The Fischer-Cuthbertson patriarch, Charlie Fischer, bought the ranch in 2008 with the idea of using sustainable grazing practices while working with the area’s ecological protection organizations.

“I want to thank the Fischer- Cuthbertsons for their vision and, of course, trusting NCC with a landscape that obviously they had quite a passion for and an interest in conserving,” said Lynch-Stauton.

He said an anonymous NCC donor will match donations between $10,000 and $1 million until the end of the year.

“It really is a phenomenal pledge this person has come forward with,” he said.

Lynch-Stauton said the prairie landscape is currently facing development pressures across Western Canada.

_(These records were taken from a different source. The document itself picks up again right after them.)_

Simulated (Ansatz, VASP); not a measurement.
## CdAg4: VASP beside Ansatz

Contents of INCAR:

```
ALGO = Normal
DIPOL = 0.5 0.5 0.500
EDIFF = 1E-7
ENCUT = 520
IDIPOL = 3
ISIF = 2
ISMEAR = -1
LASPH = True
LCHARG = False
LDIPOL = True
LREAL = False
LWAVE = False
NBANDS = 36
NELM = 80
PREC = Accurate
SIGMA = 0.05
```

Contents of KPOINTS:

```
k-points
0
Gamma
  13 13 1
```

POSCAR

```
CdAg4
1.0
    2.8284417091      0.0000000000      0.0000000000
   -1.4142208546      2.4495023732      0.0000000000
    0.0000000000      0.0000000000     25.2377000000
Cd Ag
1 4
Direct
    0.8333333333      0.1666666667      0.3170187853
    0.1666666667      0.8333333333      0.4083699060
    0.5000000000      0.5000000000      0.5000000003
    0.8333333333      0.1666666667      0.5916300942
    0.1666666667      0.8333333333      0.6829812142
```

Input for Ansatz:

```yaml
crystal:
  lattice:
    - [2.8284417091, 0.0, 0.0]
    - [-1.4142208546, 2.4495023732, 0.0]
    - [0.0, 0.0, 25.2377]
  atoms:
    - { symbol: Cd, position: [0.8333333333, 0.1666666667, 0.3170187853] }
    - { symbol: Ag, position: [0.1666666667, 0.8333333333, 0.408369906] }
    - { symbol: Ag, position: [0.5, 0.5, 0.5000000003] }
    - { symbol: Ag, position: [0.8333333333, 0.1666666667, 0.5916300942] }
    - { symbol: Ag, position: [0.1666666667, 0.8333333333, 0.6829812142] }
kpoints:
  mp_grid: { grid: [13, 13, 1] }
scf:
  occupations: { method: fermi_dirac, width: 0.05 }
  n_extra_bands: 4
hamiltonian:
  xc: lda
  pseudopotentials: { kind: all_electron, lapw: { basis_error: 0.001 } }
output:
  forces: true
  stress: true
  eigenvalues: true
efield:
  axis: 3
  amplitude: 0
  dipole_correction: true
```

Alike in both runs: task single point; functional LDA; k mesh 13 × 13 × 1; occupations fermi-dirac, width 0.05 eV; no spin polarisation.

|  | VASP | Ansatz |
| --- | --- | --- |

“Across the Canadian Prairies, we only have about 24 percent of our intact native grasslands left. We would like to protect the remaining 24 percent of native grasslands,” he said. “We really, truly believe there is a way to continue to conserve these lands and provide at the same time an economic model, especially for those raising livestock or other sustainable uses of that landscape.”

Lynch-Stauton said NCC is looking to expand its protection of sensitive prairie landscapes from the British Columbia border to Manitoba.

“We are looking at grassland conservation in those areas to ensure there are spaces for species at-risk like sage grouse,” he said. “We really try to focus our efforts on these eco-systems that tend to be more at threat of loss.”

Cenovus Energy has been one of the largest donors to the effort to purchase the Yarrow with a $3.7 million donation while the project has also received support from the federal and provincial governments as well as the U.S. Fish and Wildlife Service.

Included in the documented 110 wildlife species on the property are 27 species considered to be of provincial or national significance including grizzly bears, little brown bats and birds such as the bobolink.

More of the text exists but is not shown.